Directed by Alexandra Eaton

Bombay Movie still

US / India, 2013, 58 min

SHORT

BOMBAY MOVIE is the story of Raja Menon, an independent filmmaker living in the shadow of Bollywood. Inspired by his watchman to make a film about the city's overlooked working poor, Raja enlists a two foreign producers and a star cast (Naseeruddin Shah, Vijay Raaz, Arjun Mathur) to make the gritty realist film of his dreams.

LONG

Bombay is India's city of dreams, a hallucinatory metropolis with 18 million dreamers, hustlers and thieves. It is the toughest city in the world, defined by brutal working conditions and success stories so unreal they could be fairy tales.

Enter Raja Menon, a filmmaker whose previous film was a disheartening box office tank. This time he's back with a challenge for Bollywood: a true story about India's working class, about the men and women who quietly serve Bombay's wealthy and are treated as second class citizens. A far cry from India's typical song and dance films, "Barah Aana" is a dramatic retelling of the demoralizing treatment that goes unnoticed in Bombay. The one problem: Bollywood will NEVER make this film.

Inspired by his outsider status, Raja sets out to make this film independently­ without the support or the substantial financial backing of the studio system. Two foreign producers (Raj Yerasi, Giulia Achilli) are so taken with the script and its potential to do well abroad that they agree to greenlight the production. Raja enlists a talented team of actors (Nasseerruddin Shah, Arjun Mathur, Vijay Raaz) and a hardworking and seasoned film crew. Together, ready for anything, they set out into the streets of Bombay.

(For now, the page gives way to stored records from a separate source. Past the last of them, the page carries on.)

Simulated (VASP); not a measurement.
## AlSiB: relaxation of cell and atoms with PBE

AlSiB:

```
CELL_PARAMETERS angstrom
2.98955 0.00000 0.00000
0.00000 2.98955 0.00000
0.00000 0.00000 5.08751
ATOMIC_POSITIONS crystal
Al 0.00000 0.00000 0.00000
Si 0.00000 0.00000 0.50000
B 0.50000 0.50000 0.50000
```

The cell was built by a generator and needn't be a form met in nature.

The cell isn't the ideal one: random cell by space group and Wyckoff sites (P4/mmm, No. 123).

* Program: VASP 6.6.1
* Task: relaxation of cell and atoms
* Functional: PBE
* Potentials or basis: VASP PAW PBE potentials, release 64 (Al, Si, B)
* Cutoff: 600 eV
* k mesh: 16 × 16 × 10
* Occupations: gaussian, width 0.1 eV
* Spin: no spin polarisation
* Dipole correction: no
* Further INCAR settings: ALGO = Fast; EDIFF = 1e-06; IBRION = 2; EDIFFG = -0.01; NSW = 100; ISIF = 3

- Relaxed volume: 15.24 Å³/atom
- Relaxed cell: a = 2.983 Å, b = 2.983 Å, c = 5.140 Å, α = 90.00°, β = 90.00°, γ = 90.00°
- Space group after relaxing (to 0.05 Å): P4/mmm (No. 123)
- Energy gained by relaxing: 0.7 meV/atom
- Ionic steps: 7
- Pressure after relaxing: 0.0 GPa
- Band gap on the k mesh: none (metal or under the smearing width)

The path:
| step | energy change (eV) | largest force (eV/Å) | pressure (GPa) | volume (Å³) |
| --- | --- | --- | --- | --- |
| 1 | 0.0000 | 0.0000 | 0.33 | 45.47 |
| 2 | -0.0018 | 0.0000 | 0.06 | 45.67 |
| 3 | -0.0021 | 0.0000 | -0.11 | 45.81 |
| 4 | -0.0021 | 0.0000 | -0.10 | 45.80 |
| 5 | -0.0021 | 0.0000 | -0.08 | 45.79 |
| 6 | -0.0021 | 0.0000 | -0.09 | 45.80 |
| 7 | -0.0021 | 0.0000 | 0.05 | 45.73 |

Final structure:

They are a circus in the slums where they are shooting, and outlaws in the rarefied suburbs. They battle crowds, corruption and sleep-deprived actors. At times it looks as though they'll never succeed. But Raja's determination leads them through the shoot. With opening weekend only weeks away, they face a new problem: How to get the people portrayed by actors on screen to become the real life audience for their Barah Aana? How to convince someone who sees extreme hardship everyday pay the high price to see it fictionalized on screen? Now the accuracy of their depiction is at stake, as Raja waits for friends, critics and India's massive movie-going audience to pass judgment on the love letter to a city he's toiled to make.